Thursday, October 24, 2019

The Joys of World-Building (by Brenda Hiatt)


I’ll confess right upfront that I love world-building. In fact, it’s probably my very favorite procrastination technique. Nothing will make me pause in the act of writing like realizing I need to get some detail or other straight—whether it be my timeline (what happened when, stretching back several books now), calculating how much antimatter it would take to blow up a small town, researching online when a typical high school football season begin and ends these days…you get the idea. 

Lucky for me (though not for my writing speed) my Starstruck series has multiple settings I get to play with. First, there’s my whole little (fictional) town of Jewel, Indiana, with all its landmarks, shops, cafes and other quirky places in its tiny downtown. Then within Jewel, there’s my main heroine’s house, where a lot of story happens, a couple of other important characters’ houses where more action takes place, and of course the local high school where all the teens come together for learning, fun, angst and adventure. Each of those settings needs enough depth and detail to support the various ways my cast of characters interact with it and each other. 

But I don’t have to stop there! Sometimes the story moves beyond Jewel to much more exotic settings I’ve created for my world-building pleasure. The most extensive of these is the secret, underground colony of Nuath, on Mars. Since it developed independently of Earth for nearly three millennia, it has its own culture, complex social hierarchy, governmental structure, and technology (modes of transport, communication, etc). Back on Earth, I’ve also got my main Martian enclaves of Bailerealta in Ireland and Dun Cloch in Montana, each with its unique mix of Martian tech and Earth culture. Nor am I ruling out more settings in the future! 


For each setting and my story world at large, I’ve created complex histories, maps, lists of important secondary characters and their roles, government charts, royal lineages and more. By now I have tons of setting, history and character notes I can keep checking as I write the next book in the series—one reason I love writing in Scrivener, which lets me drag my whole “story bible” from one book to the next for easy reference. It’s super important to me (probably way more than it is to any of my readers) that all of my story “facts” are consistent from book to book and particularly within a given book. (I get particularly obsessive about my timelines, some of which overlap!) 

Needless to say, only a fraction of all this research/world-creation actually makes its way into the pages of my books, but I still appreciate having all that material available for myself while writing. I need to know as much as possible about the world my characters live in before I can make them live and breathe for me as I spin their tales. 
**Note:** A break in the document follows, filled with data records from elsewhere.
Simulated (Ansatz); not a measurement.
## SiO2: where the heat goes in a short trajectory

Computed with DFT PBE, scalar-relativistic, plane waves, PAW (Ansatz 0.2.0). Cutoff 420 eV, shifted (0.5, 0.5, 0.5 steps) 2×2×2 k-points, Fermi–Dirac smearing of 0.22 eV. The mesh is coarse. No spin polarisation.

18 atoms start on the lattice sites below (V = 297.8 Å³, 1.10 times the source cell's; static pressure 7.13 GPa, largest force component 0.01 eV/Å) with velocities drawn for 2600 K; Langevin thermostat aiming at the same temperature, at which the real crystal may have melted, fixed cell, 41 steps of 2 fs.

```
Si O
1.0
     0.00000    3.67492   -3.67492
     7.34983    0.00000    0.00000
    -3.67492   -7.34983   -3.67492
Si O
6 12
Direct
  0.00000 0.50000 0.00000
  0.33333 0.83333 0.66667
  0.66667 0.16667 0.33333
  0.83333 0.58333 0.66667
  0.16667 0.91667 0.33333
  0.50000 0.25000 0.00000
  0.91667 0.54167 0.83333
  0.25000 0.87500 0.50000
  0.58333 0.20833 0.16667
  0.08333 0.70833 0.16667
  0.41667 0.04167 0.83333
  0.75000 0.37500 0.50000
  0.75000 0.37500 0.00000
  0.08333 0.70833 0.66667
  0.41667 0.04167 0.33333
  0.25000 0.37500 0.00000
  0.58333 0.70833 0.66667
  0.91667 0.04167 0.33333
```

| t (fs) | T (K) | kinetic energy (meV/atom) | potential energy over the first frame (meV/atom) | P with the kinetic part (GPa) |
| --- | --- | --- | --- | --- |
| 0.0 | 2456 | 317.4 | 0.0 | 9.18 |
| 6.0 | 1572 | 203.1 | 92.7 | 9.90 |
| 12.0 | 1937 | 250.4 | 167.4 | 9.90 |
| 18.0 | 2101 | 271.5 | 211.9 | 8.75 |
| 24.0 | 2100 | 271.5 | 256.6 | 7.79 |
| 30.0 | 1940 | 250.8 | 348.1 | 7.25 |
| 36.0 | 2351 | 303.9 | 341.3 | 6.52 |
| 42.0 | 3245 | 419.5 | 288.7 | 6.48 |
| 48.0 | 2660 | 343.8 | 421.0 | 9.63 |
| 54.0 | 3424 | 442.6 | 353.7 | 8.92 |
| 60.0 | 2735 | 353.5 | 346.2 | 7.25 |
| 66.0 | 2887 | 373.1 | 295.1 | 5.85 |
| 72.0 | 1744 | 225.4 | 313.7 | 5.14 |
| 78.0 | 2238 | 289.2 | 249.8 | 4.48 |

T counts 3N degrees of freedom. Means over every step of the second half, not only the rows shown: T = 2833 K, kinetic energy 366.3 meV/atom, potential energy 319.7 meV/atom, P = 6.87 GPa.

As a reader, I’ve always felt that thorough and detailed world-building that surrounds the characters with a fully fleshed-out world makes their journeys that much more believable. As a writer, my number one goal is to draw readers into my stories so deeply that they’ll remember them long after they finish the book. To do that, I strive to create characters and stories that will feel real to my readers—as real as they feel to me. A big part of that (and definitely one of my favorite parts) is constructing realistically rich settings for my characters and stories to inhabit.